Watergate journalist is now pro-outing anonymous sources

CNN contributor Carl Bernstein believes now may be time for reporters to start outing anonymous Congressional sources who knowingly promote and enable “disinformation.”

Don’t worry, Rep. Adam Schiff. He obviously doesn’t mean you.

Bernstein suggested Sunday that journalists should give serious consideration to the idea of naming Republican senators who use the cloak of anonymity in news reports to enable or promote “disinformation” regarding alleged voter fraud and legal challenges to the 2020 election.

“We have had a cold civil war in this country,” said Bernstein, “and, under Donald Trump, he has poured fuel on the fire of that cold civil war and ignited the cold civil war, and that includes a civil war of untruth conducted by untruth by a president of the United States and those who follow and enable him.”

Protecting the identities of sources who wish to remain anonymous is apparently sacrosanct except for when it is not, according to the guy who helped break open the Watergate scandal.

“There is another factor that we’re not covering well enough,” Bernstein said, “because there is one institution that continues to enable this disinformation, disproportionately, and that is the Republican Senate of the United States.”

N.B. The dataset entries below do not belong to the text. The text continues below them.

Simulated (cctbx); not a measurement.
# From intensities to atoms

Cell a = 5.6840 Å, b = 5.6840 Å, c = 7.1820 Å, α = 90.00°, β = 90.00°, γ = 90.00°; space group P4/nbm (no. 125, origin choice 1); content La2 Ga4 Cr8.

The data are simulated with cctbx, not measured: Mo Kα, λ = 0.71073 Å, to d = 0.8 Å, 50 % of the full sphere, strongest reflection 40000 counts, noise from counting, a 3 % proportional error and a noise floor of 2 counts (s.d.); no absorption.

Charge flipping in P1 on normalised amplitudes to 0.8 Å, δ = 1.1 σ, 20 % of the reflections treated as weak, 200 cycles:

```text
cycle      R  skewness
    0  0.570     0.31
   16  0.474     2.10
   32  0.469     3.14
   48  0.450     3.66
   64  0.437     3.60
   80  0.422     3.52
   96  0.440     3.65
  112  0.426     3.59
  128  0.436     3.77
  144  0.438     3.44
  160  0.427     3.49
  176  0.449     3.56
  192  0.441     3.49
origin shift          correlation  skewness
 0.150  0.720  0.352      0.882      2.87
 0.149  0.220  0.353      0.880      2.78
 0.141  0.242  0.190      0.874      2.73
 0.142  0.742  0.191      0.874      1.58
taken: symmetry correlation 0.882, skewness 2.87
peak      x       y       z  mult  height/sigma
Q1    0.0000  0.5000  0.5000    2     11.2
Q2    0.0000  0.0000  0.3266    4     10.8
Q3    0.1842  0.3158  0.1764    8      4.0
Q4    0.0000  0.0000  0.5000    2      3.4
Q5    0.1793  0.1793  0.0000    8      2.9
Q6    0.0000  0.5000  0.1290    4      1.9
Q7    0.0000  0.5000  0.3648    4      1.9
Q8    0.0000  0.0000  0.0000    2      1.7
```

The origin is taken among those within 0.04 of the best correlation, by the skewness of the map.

He continued, saying, “Because I can tell you, having talked to these senators, members of their staff, the Republicans perhaps half of the Republican members of the Senate despise and disdain Donald Trump. They were happy to see him lose as long as they could hold on to a Senate majority. And it’s time that we start calling these senators out, perhaps by name in terms of what they really believe, what they tell us as reporters on background, because they have enabled part of this disinformation campaign.”

“On background” is a reference to when a source agrees to divulge certain information to a reporter with the agreement that the source’s name will not be used in the subsequent news report.

Republican senators “know what’s going on,” Bernstein concluded at the end of his winding monologue. “They won’t speak out. The dirty secret is perhaps these Republicans in the Senate, and we have to figure out a new way to cover them and what they are really saying to each other.”

An interesting idea!

This would have been useful during any of the first three years of Trump’s presidency, back when credulous reporters published basically whatever they were told by anonymous congressional staffers and intelligence officials about the dead-end Russian collusion conspiracy theory. For the record, we still don’t know who it was that fed both MSNBC and CNN the same bogus story alleging Donald Trump Jr. and various Trump 2016 campaign advisers received an email before the election indicating that they were offered advance access to an impending WikiLeaks dump of emails stolen from Democratic National Committee staffers and Hillary Clinton’s campaign chairman, John Podesta.

At any rate, if Bernstein is serious about naming and shaming members of Congress who spread nonsense on background, he can start first with the anonymous Republican lawmakers who supposedly told him in October 2019 that they seriously questioned Trump’s “sanity and his stability.” Bernstein is always free to give up those names, and he should, as it seems the Trump-is-mentally-unstable narrative is a work of fiction.

We must get the truth out there now! It is for the good of our democracy. Your move, Bernstein.